The firm’s latest Miami Herald “Real Estate Counselor” column authored by Michael L. Hyman appears in today’s Neighbors section and is titled “What Are Some Common Traits of Excellent Community Association Boards of Directors.” The article discusses how Michael realized from the start of his work with associations more than 50 years ago that the decisions of these boards, which are of momentous significance for the administrative and financial well-being of their communities, are sometimes influenced by the petty whims and infighting of some of their directors. His article reads:
. . . Boards of directors often fall into one of three categories:
The Autocrat: These associations are ruled by a president who has typically served in the position for many years. Everything the president wants, they get; everything they are against has no shot. The other board members are happy to follow along and not rock the boat.
The Fence Sitters: These boards’ votes are almost always split decisions with a swing-vote in the middle, and they typically deliberate for a very long time before making any decisions. Sometimes for issues involving pressing matters, they may even kick the can down the road rather than making a difficult decision.
The Varsity Team: These boards of directors are typically comprised of experienced board members who, for the most part, see eye to eye on many important issues and decisions. They listen to experts, discuss and weigh their options together with all the interested unit owners at the board meetings, and always make decisions that are in the best interests of their communities.
In some cases, the personal interests of one or more directors actually conflicts with the long-term interests of the community they serve. For example, a director who has plans to sell his or her residence in the not-too-distant future is going to be disinclined to approve special assessments for the funding of reserves for repairs and renovations that will not be necessary for many years.

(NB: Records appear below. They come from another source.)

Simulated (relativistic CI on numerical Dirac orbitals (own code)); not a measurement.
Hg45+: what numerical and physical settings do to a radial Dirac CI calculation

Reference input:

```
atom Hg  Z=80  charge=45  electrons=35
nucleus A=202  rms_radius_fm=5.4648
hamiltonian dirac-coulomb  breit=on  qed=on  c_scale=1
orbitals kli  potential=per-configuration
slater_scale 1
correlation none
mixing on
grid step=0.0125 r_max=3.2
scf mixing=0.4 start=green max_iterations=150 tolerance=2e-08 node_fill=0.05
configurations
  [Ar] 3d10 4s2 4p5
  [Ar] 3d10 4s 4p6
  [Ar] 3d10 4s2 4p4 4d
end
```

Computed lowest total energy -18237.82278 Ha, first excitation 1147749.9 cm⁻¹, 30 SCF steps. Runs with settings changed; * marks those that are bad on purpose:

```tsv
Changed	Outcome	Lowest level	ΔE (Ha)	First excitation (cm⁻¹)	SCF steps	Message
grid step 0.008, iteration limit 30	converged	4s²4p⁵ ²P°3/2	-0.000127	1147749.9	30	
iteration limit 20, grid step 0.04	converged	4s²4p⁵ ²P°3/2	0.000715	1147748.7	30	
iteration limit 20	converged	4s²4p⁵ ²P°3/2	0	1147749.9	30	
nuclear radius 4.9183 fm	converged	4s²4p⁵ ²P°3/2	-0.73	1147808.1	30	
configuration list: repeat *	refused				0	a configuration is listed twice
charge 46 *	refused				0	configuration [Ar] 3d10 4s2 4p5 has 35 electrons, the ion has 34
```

All board members should never lose sight of the fact that they have a fiduciary duty to act in the best interests of the community by maintaining and enhancing it, and maximizing the property values for all the owners. If board members takes on a confrontational and obstructive attitude in their deliberations as a director, the other board members and the association’s attorney should remind them of their duties and encourage them to share their perspectives and rationale behind their positions. The attorney can also discuss the potential legal ramifications and liabilities that could come into play if board members are negligent in their duties, and they could also answer any questions regarding conflicts of interest and recusals from certain votes.
The best association boards of directors do an excellent job of communicating with each other. If a fellow board member is suspected of being negligent in their duties as a director, their colleagues on the board should speak with them about their goals for the community as well as the tactics and strategies they envision to meet those goals.
Ultimately, it is incumbent upon all association board members to foster an atmosphere of open communication with their fellow directors as well as their property manager. Any director’s concerns should be discussed and resolved before they snowball into a much more serious issue.
Board members should also be very mindful of their fellow directors who may be feeling overwhelmed, left out or bullied. Serving as a director is an important responsibility, and the best boards of directors are comprised of individuals who are cognizant of each other’s state of mind and help their colleagues feel self-assured and proud of the contribution they are making to their community. . .
Michael concludes by reiterating that living in condominium and HOA communities has many advantages, but they require dedicated board members who are willing to volunteer to help their communities deliver everything that they and the other unit owners expect and deserve from the place they call home. He notes that by creating a healthy, respectful and cooperative working relationship with all the board members as well as the professionals they retain for their expertise and guidance, community association directors can make a substantial positive long-term impact that will maximize the property values for themselves as well as their fellow owners.
Our firm salutes Michael for sharing his insights into the characteristics of successful community association boards of directors with the readers of the Miami Herald. Click here to read the complete article in the newspaper’s website.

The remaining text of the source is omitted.